Pattern: Garden Party by Laura Patterson (Ravelry)

Yarn: JaggerSpun Zephyr Wool-Silk 2/18; Colorway: Ruby

Needles: Knit Picks Options Harmony 3.75 mm / US 5

Modifications: One that I thought was no big deal, but came to bite me in the butt when I was blocking.

There are 2 other knitters who also test-knit this shawl, and the pattern is released and ready for PDF download.

Other than just the overall beauty of the shawl with all the lovely flowers and leaves, the best part of it is the construction. Not that I’ve knit a lot of shawls, but I’ve never seen anything like it. There’s a center panel of leaves that you knit first and it seems like it’s just going to end up being a rectangle, but when you get to the end of that section, it ends in a point. Kind of like a long rectangle with a triangle at the end.

Garden Party Triangle Shawl

Next you knit the rows on the right side of the shawl while you pick up the stitches from the center section. As you get to that center point of the rectangle, you stop and put those stitches on a stitch holder. Since I was knitting with the Knit Picks Options cables, I was able to just leave the cable there, take of the needle points and start the next section.

Garden Party (Right Side)

The left side is knit exactly like the right picking up those center panel stitches until you get to the center point and then you join the waiting stitches from the right side and continue knitting back and forth while working decreases to shape the triangular point of the shawl.

Garden Party 4

The final step is the large border that you start on one side of the shawl and knit back and forth while picking up the stitches along the edge of the shawl until you come to the center. Here’s where I screwed up.
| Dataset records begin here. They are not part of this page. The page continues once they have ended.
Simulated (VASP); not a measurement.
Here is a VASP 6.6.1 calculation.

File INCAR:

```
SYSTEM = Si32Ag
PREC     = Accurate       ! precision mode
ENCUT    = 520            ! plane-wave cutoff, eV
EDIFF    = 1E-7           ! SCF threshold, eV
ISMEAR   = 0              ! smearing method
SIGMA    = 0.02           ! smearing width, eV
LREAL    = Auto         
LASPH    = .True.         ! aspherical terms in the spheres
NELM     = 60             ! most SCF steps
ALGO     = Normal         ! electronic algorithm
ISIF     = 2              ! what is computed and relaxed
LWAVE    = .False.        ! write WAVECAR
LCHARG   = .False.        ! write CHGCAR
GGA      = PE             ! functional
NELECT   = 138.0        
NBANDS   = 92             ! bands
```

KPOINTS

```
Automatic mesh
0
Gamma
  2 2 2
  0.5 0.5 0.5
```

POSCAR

Garden Party triangle border tip

Somehow my counting was “off” (won’t be the first time, won’t be the last) and as I approached the center point, I discovered that I was on the wrong row and the center border panel wasn’t going to be centered at the triangles point. So I tried to fudge. Let me emphasize that word “try”. Instead of figuring out where I went wrong and ripping back, I continued on, and omitted a lot of the “knitting into the same stitch twice” rows. Because of this, when I blocked, I didn’t have enough ease at the point, so I had to stretch that yarn into submission like it was on some kind of torture device from medieval times. Although it worked overall, it was a great learning lesson and I’ll never do it again.

Garden Party 5

Obviously after you get through the center point, you continue knitting the border along the next side and then block and enjoy the masterpiece you created. I’m very pleased with how this shawl turned out, but honestly all the credit goes to the designer. Bravo Laura!